The Geography of Homeownership and Poverty

In Massachusetts, the relationship between homeownership rates and neighborhood poverty is striking. On average, the poverty rate in homeownership deserts is 30 percent, while it is 9 percent elsewhere. A quantile regression analysis further confirms this: At the median, poverty rates decline from roughly 22 percent in neighborhoods with 20 percent owner-occupancy to about 6 percent in places where 70 percent of homes are owner-occupied—a 14-percentage point difference.

With intensifying economic segregation over the last several decades, high concentrations of poverty in urban neighborhoods have become an increasing concern. These concentrations of disadvantage reduce academic achievement, upward mobility, health, and well-being.  Researchers believe lasting harm occurs when residents live in neighborhoods with poverty rates over 30 percent, which we define here as areas of highly concentrated poverty.

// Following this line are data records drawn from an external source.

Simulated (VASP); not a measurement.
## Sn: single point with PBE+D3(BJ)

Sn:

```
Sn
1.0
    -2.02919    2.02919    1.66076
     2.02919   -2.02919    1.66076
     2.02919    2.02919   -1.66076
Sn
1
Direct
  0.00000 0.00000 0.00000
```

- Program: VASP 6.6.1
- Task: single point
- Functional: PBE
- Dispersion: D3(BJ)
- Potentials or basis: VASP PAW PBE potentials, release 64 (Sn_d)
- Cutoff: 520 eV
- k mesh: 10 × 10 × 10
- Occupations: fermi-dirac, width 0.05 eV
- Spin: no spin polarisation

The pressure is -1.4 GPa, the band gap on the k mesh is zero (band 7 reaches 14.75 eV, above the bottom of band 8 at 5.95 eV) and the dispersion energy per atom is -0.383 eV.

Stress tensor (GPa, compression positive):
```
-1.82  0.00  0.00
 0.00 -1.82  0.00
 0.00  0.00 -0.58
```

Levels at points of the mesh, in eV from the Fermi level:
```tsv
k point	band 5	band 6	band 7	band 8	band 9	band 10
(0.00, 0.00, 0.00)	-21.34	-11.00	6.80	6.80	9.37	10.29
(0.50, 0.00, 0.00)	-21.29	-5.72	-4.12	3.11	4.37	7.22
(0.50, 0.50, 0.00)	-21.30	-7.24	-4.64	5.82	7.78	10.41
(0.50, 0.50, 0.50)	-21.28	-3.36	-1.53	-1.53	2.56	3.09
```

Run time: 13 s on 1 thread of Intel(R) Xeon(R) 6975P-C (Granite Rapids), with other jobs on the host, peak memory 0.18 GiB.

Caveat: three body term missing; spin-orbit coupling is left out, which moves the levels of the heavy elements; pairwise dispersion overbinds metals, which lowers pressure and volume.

In 2023, half of homeownership deserts were also areas of highly concentrated poverty, compared to just 3 percent of other neighborhoods (Figure SA-3). This makes residents of homeownership deserts sixteen times more likely to face the effects of highly concentrated poverty. In total, there are 141,150 residents of Massachusetts living in neighborhoods that are both homeownership deserts and places of highly concentrated poverty. This combination is especially prevalent in Boston, Worcester, and Springfield—the state’s largest cities—and there are more of these neighborhoods in Holyoke, Fall River, Lynn, New Bedford, Brockton, Fitchburg, Haverhill, Lawrence, and Lowell (Figure SA-4).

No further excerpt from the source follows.